For my paper at the International Medieval Congress at Leeds in 2018 I described the manuscript University of Pennsylvania LJS 101 as an example of “medieval manuscript as transformative work,” not as a piece of data to be mined for its texts, but as a transformative work in itself. 

Here is the manuscript in question. UPenn LJS 101 is the oldest codex we have in the University of Pennsylvania Libraries by at least 150 years and which is one of only two codices in our collection which is written in Caroline minuscule (the other one being UPenn Ms. Codex 1058, dated to ca. 1100 and localized to Laon). 

The bulk of the manuscript, folios five through 44 (Quires two through six), are dated to the mid-9th century, but in the early 12th century replacement leaves were added for the first four leaves and for the last 20 leaves. LJS 101 reflects the educational program set up in the Carolingian court by Alcuin, featuring a copy of Boethius’s translation of Aristotle’s De Institutiatione (which was commonly called Periermenias, the name also used in this text) and a short commentary on that text (also called Periermenias), along with a few other shorter texts.

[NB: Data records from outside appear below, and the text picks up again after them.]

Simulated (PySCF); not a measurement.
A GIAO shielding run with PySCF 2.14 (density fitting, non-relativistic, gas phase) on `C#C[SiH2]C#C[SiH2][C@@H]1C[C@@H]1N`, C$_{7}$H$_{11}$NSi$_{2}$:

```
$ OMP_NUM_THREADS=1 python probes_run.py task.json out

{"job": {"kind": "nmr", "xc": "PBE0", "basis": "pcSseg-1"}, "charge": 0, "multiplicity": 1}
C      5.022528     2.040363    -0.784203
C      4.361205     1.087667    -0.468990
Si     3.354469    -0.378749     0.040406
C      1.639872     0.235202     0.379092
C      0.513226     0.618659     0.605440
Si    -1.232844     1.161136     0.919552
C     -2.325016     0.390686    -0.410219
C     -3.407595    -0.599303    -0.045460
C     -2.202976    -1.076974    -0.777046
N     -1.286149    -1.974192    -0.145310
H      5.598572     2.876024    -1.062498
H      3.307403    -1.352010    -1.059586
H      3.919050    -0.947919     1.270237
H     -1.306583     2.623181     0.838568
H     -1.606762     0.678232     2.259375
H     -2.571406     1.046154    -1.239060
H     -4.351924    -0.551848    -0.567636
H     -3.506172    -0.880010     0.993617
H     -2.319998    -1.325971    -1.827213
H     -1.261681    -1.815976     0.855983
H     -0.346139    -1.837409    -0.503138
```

Over the course of the talk I did a slow walk-through of the manuscript, examining it from cover to cover and noting every instance of a signs of care from the people who created and, for the most part, have used the manuscript since it was created. 

I talked about the 19th century binding with several 20th century owner’s marks, 

the 12th century replacement leaves at the front and the back of the manuscript (which notably contain all but one of the texts extant in the manuscript) 

The 12th century corrections that run throughout the 9th century section

The colorful highlighting that was added to diagrams and some of the headwords

There are also many quires’ worth of text missing from the main text, and the first and last quires have been misbound in a way that makes me think someone dropped the quires, scattering the bifolia across the floor, and picked them up without paying attention to the order.

There were two things I discovered as I was working on that paper, with regard to trying to fit the manuscript into the frame of a transformative work. The first issue was what exactly is it that is being transformed. Looking again at the definition of the transformative work

Transformative works are creative works about characters or settings created by fans of the original work, rather than by the original creators. Transformative works include but are not limited to fanfiction, real person fiction, fan vids, and graphics. A transformative use is one that, in the words of the U.S. Supreme Court, adds something new, with a further purpose or different character, altering the [source] with new expression, meaning, or message.

https://fanlore.org/wiki/Transformative_Work

The thing that is being transformed is something canon – usually a text (and in text I’m including TV shows or movies), but it could be something else; an artwork, or a sports game, for example – and then there is another thing that is the transformation, the transformative work. In the case of LJS 101, one could argue that the canon is the various texts in the manuscript, but by the time they are there, they have already been transformed – they’ve been copied and recopied, edited, a scribe has decided to use this copy for their manuscript and not that one (if they even had a choice, which we can’t know), someone decided which other texts to include. If I argue instead that the canon was the 9th century version of the manuscript – as it existed when it was created – and the version we have now is the transformative work, I find that a bit more satisfying, although there’s still another problem. 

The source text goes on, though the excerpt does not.